I also remember sleeping over at my ong noi and ba noi (grandparents on dad's side) house one night. An hour after my parents left to go home, the separation anxiety kicked in and I bawled my little eyes out until my parents drove 45min back to pick me up.
I got used to being away from them after awhile. I started sleeping over at my grandparents' more often, but I always had to have my two stuffed bunnies. One was given to me from my dad and I named her Robbie. The second was given to me from my mom and I named him Buffy. I played w/both all of the time, slept with them too. I don't remember what happened to Robbie but I still have Buffy boxed up somewhere in my room.
Those two bunnies gave me a lot of comfort as a child. Whenever my parents fought and argued w/each other I had a superstition that if I slept w/the both of them they would stop and make up. Even during the times when my dad left the house for a couple of days because the arguments were bad, I just slept with the two and I knew he'd come back, because he always did. I laugh now thinking how silly my superstition was, but I was a child I had to believe in something to make things right.
My sister had her own stuffed animals my parents gave to her. I can remember one, it was a monkey she named Baby Goo-Ga. I don't remember if my brother even had anything...maybe that's why he's the way he is?
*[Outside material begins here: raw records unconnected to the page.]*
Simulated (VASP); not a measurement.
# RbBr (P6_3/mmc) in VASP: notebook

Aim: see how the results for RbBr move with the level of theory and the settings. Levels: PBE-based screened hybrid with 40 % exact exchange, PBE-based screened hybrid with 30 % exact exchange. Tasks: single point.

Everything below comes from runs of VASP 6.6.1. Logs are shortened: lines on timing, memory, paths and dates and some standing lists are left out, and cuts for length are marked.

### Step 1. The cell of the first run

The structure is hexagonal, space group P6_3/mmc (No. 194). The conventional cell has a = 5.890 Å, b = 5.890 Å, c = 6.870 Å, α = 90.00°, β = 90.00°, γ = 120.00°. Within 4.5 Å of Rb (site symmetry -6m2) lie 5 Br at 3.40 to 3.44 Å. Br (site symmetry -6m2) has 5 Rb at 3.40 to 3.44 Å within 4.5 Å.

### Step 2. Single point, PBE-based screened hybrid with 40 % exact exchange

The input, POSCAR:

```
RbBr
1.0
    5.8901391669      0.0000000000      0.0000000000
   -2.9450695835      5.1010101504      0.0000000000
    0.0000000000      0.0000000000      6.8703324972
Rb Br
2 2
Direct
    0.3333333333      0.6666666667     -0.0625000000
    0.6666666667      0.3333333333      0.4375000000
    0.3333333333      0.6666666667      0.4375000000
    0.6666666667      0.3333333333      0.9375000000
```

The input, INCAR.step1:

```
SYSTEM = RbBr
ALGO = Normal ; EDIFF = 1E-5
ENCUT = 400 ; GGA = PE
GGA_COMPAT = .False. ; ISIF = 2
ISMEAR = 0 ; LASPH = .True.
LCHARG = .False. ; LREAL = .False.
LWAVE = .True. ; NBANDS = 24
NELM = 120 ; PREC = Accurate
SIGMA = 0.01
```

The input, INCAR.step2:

Sometimes I blame him not having an older brother to look up to while growing up for him being the way he is. But then again, a lot of guys grow up w/o an older brother and they're fine. I miss how we all were when we were younger though. How happy my brother was, and now his happiness seems so fake and painted on. If only he understood how much we all have given up for him. My mom loves him a lot. She'd do anything for the kid. But he'll never understand it all. And in return we'll never understand him.